In addition to employer reported RIDDOR incidents, the HSE estimates the scale of non-fatal workplace injury using its preferred source, the Labour Force Survey (LFS). According to the LFS, the number of falls over the last 10 years may be up to 425,0004.

Lost days 

Along with the lives, families and businesses affected by these accidents, up to 992,000 working days were lost through non-fatal falls from height in the UK alone, stated AIF. 

Working at Height trainee (Photo: AIF)

“Not only that, the total cost of non-fatal falls in 2022/23 is estimated to be over £770 million, made up of costs to the employer and the individual, government tax losses and benefit payments. These figures have been consistent over recent years, with no signs of improvement.”

Research undertaken by the AIF found that limited data collected on the circumstances surrounding accidents, coupled with a problematic reporting system, it said, make it difficult to pinpoint the underlying causes of falls from height and identify whether they are related to issues such as faulty equipment, lack of training, or negligence.
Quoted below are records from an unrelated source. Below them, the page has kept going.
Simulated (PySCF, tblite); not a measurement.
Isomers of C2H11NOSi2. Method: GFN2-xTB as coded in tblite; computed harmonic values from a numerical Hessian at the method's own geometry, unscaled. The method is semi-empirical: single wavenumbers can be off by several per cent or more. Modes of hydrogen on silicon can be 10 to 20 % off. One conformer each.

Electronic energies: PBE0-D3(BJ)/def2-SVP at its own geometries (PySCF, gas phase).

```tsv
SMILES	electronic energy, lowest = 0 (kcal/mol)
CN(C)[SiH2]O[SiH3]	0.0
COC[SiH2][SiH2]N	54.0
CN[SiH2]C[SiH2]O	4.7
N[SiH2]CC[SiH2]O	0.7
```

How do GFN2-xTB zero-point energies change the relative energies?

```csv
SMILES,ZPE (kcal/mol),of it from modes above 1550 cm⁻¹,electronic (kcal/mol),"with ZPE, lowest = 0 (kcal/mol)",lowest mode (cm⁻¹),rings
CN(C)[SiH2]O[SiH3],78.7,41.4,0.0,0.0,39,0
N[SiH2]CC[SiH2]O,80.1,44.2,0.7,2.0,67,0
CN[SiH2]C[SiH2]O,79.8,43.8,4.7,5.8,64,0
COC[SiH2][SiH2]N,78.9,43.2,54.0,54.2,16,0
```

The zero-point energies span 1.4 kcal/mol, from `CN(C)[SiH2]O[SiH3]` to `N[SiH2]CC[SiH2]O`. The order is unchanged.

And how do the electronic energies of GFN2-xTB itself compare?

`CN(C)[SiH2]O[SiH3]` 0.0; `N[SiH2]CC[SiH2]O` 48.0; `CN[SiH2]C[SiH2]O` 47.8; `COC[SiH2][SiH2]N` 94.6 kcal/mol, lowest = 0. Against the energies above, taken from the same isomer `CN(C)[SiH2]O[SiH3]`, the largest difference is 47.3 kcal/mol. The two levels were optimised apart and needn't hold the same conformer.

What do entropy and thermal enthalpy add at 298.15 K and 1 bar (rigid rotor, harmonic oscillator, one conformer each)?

The AIF is renewing its call for a simplified system of reporting to more accurately reflect the cause of workplace accidents so that informed, preventative measures can be implemented to address the cause of fall from height incidents.

Government group 

The AIF actively supports the work of the All-Party Parliamentary Group (APPG) on Working at Height, which will bring together MPs for the UK government and stakeholders from across industry at its next meeting in Westminster in December. They will be discussing how government and business can work together to ensure technological and regulatory progress can be made to make the UK the safest country in the world for those working at height.

Podium (Photo: AIF)

Peter Bennett OBE, AIF Chair, said, “This year’s statistics show that there is much work still to be done to ensure those who have to work at height do so in as safe an environment as possible. Very little information is provided on the circumstance around non-fatal and fatal incidents, with current reporting focused on the type of incident as opposed to what caused it in the first place. This needs to change if we are to see a decrease in the number of people who tragically lose their lives while working at height, and those who suffer the life-changing consequences of a fall from height.

“We know that working at height can be dangerous, but we should be able to put appropriate and robust measures in place to make it safer. I look forward to attending the meeting of the APPG in December so we can demonstrate to lawmakers the need for a simplified reporting system and ensure all those working at height go home safely at the end of the day.”